As there are many terms to such a large project like Elastos and the Cyber Republic, we’ve decided to build a growing glossary of terms that can help the less technically acquainted understand better what the tech means and the impact it could have.  This week we’re focusing on Elastos’ Auxiliary Proof of Work, also known as Merged Mining.

Term: Auxiliary Proof of Work, a.k.a. Merged Mining

“Merged mining…allows the miner to direct his hashing power into mining two cryptocurrencies at once, resulting in higher hash rates for both of them…[you need] two cryptocurrencies that have the same hashing algorithms. SHA-256, Scrypt, Equihash are just some of the most popular PoW algorithms out there currently used by major cryptocurrencies like Bitcoin, Litecoin, Zcash, etc. Popular merged mining pairings include:

“…Auxiliary Proof-of-Work is the relationship between two blockchains where one trusts the other’s work and accepts AuxPOW blocks…For the parent chain, there is almost no difference between a block mined the regular way and a block mined as part of a merged coin mining process. That’s why there is no need to modify the code of the daemon (also called full-node, or client) of the parent blockchain. For the auxiliary chain, a block mined the normal way (i.e a regular block) will be accepted with the original code. However, a block mined as a part of a merged coin mining process (i.e a modified block) will require a modification of the code of the AUX daemon.

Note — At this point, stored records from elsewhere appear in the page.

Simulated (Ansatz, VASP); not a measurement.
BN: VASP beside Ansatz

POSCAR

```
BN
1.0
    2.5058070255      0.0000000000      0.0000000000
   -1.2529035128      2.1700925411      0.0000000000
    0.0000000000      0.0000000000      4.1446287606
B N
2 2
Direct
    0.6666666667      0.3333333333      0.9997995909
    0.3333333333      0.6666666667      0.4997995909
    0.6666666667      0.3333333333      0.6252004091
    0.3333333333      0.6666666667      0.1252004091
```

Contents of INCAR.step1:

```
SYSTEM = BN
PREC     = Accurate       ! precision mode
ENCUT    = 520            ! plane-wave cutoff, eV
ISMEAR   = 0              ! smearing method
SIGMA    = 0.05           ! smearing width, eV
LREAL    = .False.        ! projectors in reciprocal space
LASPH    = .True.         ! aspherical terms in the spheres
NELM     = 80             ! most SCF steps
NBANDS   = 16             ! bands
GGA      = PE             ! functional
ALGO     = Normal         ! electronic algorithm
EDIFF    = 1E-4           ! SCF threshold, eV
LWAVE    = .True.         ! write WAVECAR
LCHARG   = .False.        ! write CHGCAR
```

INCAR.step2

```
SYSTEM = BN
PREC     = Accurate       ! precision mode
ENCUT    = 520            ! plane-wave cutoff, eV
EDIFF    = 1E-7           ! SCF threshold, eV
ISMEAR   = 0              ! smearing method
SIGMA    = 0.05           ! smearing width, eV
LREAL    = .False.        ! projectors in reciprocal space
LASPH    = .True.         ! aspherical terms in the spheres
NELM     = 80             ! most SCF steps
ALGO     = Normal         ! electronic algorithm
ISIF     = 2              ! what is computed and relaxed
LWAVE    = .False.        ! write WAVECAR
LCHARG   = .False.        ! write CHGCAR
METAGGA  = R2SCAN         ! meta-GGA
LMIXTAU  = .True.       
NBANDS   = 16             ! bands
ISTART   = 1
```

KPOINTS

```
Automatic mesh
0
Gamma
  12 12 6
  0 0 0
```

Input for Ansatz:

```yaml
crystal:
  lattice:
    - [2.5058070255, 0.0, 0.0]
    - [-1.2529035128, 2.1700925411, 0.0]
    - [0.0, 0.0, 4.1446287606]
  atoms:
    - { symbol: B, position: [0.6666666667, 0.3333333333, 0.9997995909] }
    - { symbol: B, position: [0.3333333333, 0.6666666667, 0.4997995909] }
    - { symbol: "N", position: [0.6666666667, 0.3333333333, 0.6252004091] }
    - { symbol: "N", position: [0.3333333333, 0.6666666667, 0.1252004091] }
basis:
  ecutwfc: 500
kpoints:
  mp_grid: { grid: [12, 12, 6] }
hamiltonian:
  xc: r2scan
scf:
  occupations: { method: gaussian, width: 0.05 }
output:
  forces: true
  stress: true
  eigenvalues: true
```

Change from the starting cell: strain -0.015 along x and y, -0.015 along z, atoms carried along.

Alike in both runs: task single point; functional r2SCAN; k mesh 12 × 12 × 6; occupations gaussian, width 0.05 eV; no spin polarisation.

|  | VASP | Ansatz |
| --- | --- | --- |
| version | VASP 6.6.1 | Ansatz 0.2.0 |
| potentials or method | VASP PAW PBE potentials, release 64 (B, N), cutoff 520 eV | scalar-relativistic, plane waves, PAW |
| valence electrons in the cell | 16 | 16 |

“The auxiliary blockchains Merkle root is inserted into the extra nonce section of the parent blockchain…In simpler terms, the parent chain contains the standard transactions plus a transaction with the hash that connects to the auxiliary chain block.”


Layman’s definition: 

Proof of Work is notoriously inefficient.  Mining difficulty increases or decreased to average a certain block generation rate, no matter how many miners are working.  Thus, that extra mining work (electricity and computing power) is being “wasted”, anyway. Merged Mining allows the work being done to apply to more than one chain, and thus, secure more than one chain without extra cost of power or electricity.

A 51% attack is when someone buys enough machines to take over a network–kind of like a corrupted democratic election.  With less miner hash power (in less-popular blockchains), it is easier to corrupt the system. Merged mining takes advantage of a larger network, like Bitcoin’s network in Elastos’ case, and teams up with it so that it’s harder to take over the blockchain.

The benefits are that Elastos becomes much safer to 51% attacks, as safe as Bitcoin’s network, computing power and electricity is better utilized, profitability for miners is increased, there’s no disadvantage to the parent chain (Bitcoin) as there’s no extra work added, and there’s less competition in having to choose to mine one blockchain vs another.

The negatives are that it helps major mining pools get even stronger and increasing centralization because regular people or smaller mining pools can’t compete with the larger mining pools’ hardware.

Elastos doesn’t suffer from these negatives because it has created a hybrid model of AuxPoW+DPoS, which was covered in last week’s Technical Terminology and makes the Consensus Supernodes finalize blocks.